Exclusions from Borders schools down by more than a fifth in two years

Councillor Clair Ramage at Hawick High School.
Councillor Clair Ramage at Hawick High School.

The number of pupils being excluded by schools in the Borders schools has fallen by more than a fifth in two years, according to the latest figures.

There were 293 exclusions here in 2016, but that figure fell to 228 last year, down 22%.

Hawick High School, in particular, has seen a marked drop of almost a half in exclusions, falling from 93 in 2016 to 54 last year.

Berwickshire High School, on the other hand, has seen a dramatic increase, shooting up from just two exclusions in 2016 to 54 in 2018.

The number of exclusions was also up at Kelso High, from three to 13, and Peebles High, from 32 to 35, but at Earlston, Eyemouth, Galashiels, Jedburgh and Selkirk’s high schools it was down – from eight to four, eight to four, 36 to 20, 10 to none and 36 to 15.

Those figures were released in response to a request from Hawick and Denholm councillor Clair Ramage.

Ms Ramage, formerly a teacher at Hawick High, said she has been hearing reports of growing behavioural issues at the region’s schools and wanted to establish their veracity.

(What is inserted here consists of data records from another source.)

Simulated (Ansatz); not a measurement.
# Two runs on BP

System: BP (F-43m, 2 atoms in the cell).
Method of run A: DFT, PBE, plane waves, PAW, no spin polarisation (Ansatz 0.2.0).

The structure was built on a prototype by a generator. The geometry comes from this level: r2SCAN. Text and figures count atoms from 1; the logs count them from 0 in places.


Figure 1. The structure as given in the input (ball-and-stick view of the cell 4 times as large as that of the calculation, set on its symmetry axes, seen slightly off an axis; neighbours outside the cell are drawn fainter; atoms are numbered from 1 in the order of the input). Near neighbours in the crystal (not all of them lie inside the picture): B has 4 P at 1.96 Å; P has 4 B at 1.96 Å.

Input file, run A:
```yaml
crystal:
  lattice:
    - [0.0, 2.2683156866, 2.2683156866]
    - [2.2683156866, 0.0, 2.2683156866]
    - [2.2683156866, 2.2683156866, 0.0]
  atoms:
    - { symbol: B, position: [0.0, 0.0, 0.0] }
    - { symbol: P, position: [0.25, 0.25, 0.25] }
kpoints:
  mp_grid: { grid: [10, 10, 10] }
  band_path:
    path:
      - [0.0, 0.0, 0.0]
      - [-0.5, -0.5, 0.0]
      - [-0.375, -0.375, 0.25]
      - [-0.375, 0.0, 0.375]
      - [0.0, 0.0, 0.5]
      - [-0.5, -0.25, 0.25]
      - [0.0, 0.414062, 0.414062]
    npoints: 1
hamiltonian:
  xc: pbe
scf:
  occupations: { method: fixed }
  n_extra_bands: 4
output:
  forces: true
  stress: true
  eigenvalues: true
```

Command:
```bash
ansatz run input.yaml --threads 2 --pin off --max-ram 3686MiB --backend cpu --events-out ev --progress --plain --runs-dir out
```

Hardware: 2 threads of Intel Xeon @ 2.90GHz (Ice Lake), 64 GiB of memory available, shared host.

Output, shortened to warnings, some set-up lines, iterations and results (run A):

At Scottish Borders Council’s latest full meeting, held in Kelso last week, the ruling administration’s member for children and young people, East Berwickshire councillor Carol Hamilton, sought to allay her concerns, telling her: “The figures indicate the number of exclusion incidents, which can range from a single-day exclusion to a maximum of a three-day exclusion, with the option to extend with the approval of the chief officer.

“In line with revised guidance from the Scottish Government, headteachers across our schools are seeking to promote a more positive, inclusive education for all children and young people.

“This vision has been developed and shared as part of Scottish Borders Council’s inclusion strategy.

“It should be noted that the overall number of exclusions continues to reduce, which is in line with strategy.

“However, when there are specific incidents that dictate that exclusion is the only appropriate action, then this will continue to be used.”

Responding, Ms Ramage said: “I asked the question about exclusions across the Borders because I am getting complaints about the behaviour of pupils from across our region.

“After 40 years of teaching, I only left full-time education six years ago but continue to teach part-time, but, since then, there seems to be a real decline in classroom and playground behaviour.

“We need to get this right, not only for the minority of pupils that are showing signs of antisocial behaviour but also for the pupils keen to work and not be disrupted and are actually scared of this unruly element.

“One professional visiting a school talked about a gang mentality within a secondary school.

“Whilst seeking the pupil’s view is commendable, it needs to be remembered that the adults involved are responsible for the health, wellbeing and educational experience of all in their charge. This applies also to the health and wellbeing of staff.

“Pupils require a line to be drawn in the sand, thus far and no further. By failing to do this, managers are doing children a huge disservice.

“Decisions taken may not be popular, but, as with parents at home, sometimes the adult simply has to say enough.”